The Treasury warned that record levels of immigration could push New Zealanders out of low-skilled jobs, depress wages and increase housing pressures.

Its views were contained in advice it gave to ministers.

In December, Treasury advised Finance Minister Bill English to discuss "trade-offs" in immigration policy changes with ministerial colleagues.

Migrants were increasingly working in low-wage industries where there is no strong evidence of a skills shortage, Treasury noted in a briefing, released under the Official Information Act.

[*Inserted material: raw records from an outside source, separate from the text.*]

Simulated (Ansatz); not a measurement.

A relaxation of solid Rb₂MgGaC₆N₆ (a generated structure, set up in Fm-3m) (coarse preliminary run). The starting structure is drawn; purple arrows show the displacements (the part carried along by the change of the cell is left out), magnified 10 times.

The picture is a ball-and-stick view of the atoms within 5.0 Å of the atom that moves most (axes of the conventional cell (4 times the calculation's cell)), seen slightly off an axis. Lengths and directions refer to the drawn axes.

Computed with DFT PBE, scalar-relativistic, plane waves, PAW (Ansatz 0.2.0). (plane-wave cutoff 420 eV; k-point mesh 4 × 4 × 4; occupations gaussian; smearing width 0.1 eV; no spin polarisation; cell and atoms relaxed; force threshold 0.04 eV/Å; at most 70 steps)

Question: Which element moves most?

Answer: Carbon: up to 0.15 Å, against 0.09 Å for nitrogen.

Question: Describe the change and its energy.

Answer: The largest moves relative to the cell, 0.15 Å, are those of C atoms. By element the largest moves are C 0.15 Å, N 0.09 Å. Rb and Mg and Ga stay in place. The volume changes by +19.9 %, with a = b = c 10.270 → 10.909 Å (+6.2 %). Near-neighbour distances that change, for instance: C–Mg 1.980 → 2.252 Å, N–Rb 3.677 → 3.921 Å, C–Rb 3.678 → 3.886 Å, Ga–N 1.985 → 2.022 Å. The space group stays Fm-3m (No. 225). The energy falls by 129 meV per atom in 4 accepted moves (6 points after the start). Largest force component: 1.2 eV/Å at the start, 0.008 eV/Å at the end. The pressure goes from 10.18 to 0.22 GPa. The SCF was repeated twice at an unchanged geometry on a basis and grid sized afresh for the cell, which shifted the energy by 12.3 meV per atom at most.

Gabriel Makhlouf, Treasury secretary. Photo / Doug Sherring
Gabriel Makhlouf, Treasury secretary. Photo / Doug Sherring

"There is a concern that recently there has been a relative decline in the skill level of our labour migration. The increasing flows of younger and lower-skilled migrants may be contributing to a lack of employment opportunities for local workers with whom they compete."

The current approach "may have encouraged reliance over time on lower-skilled labour in some parts of the economy", and that could discourage increased wages or training.

Treasury stressed the size of these possible effects was not large when viewed over the entire economy, "but at the margin, we believe that there are benefits to making changes to immigration policy".

The documents, published on Treasury's website, also reveal officials' caution about how its analysis could fuel debate on the topic.

"The political economy of migration policy can be fraught, but NZ actually has had a relatively calm public debate. But there is always latent risk of this turning on a dime."

Immigration Minister Michael Woodhouse said measures were in place to ensure Kiwis were "front of the queue" for jobs, but locals simply didn't want some. Officials also had advised there was no evidence that New Zealanders were missing out on jobs.

NZ First leader Winston Peters did not agree that potential downsides were at the margins of the economy, or that there wasn't evidence they were occurring.

"It has been a plain fact for a great number of years now, but much exacerbated by greater numbers in recent times, and the last 21 months in particular," Mr Peters said.

Last week's Budget forecasts show net long term migration peaking at a net 70,700 inflow in the year to June 2016, dropping back to the long term average of 12,000 by 2019.

Mr Woodhouse said it was important to note that migration was not residency, and included working holidaymakers, international students, and temporary workers.